Architecting Tenant Networking with NSX in vCloud Director : IP Address Management and Routing : 5.5 Routing in a Multitenant Service Provider Environment : 5.5.1 Provider Data Center Internet Routing
   
5.5.1 Provider Data Center Internet Routing
Using the model from Section 5.3, Internet Address Management, there are two types of addresses which need to be advertised from the vCloud Director environment to the upstream data center Internet access, and both are subnets allocated to the “Internet” external networks in the earlier section. The “red” shared internet network is directly connected to the upstream router and so is automatically present in that router’s routing table.
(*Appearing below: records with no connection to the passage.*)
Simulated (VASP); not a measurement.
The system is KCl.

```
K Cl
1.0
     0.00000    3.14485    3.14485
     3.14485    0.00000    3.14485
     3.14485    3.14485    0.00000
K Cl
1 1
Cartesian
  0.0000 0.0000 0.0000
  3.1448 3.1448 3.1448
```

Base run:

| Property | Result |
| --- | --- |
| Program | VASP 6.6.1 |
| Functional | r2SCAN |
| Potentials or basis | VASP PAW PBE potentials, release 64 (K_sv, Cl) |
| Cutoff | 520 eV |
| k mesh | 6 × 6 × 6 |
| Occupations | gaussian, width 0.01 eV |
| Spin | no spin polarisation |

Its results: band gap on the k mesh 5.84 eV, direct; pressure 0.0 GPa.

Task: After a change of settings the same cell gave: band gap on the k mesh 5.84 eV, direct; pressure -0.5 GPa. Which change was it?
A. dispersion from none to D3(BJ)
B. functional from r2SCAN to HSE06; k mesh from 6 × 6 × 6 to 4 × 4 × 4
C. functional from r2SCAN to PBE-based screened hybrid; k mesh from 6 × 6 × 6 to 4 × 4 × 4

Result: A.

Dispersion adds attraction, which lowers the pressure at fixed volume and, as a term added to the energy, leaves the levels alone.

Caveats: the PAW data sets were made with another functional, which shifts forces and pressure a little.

Figure 29. Provider Internet Routing
 
The first routing exchange in this figure is the advertisement of the Tenant 4 F/W Inner subnet to the next-hop gateway of the Shared Internet external network. This is necessary because the F/W Inner network is not directly connected to the Shared Internet network and would otherwise be unreachable. The choice of routing protocol used between the dedicated firewall and the upstream router depends upon a number of factors, but typically follow the service provider’s established standard. Some service providers do not run dynamic routing protocols on physical firewalls as a security precaution and, were that to be the case here, a static route would need to be configured on the Shared Internet router directing traffic to the F/W Inner subnet through the “.204” address on the connected, shared network. Similarly, the dedicated firewall would need its default gateway setting to the “.254” address of the upstream router.
The second routing exchange would be the advertisement of the Shared Internet subnet (in this example 100.64.67.0/24) to the next-hop Internet router within, or upstream of the provider data center. This would usually be carried out using Border Gateway Protocol (BGP), and the relative Autonomous Systems (AS) within which the two routers sit would determine whether this would be Internal BGP (iBGP) or External BGP (eBGP). After the Shared Internet router establishes a peering relationship with its upstream neighbor (2) it will advertise reachability of the connected Shared Internet subnet and the F/W Inner subnet, which it learned through the dynamic or static routing process in (1).
While not explicitly discussed earlier, it is possible for a customer to use registered internet addressing on an Org VDC network. This might be a range allocated by their service provider, or a Provider Independent Address (PIA) range which the customer already owns. To illustrate this, the usual web network in the Tenant 1 Org VDC in the following figure has been replaced with a routed “DMZ” network. Although not shown, the network would be addresses from a range of public internet addresses, with the Edge Services Gateway interface consuming one address, and the remaining useable addresses allocated to an IP pool for assignment to vApps connected to that network.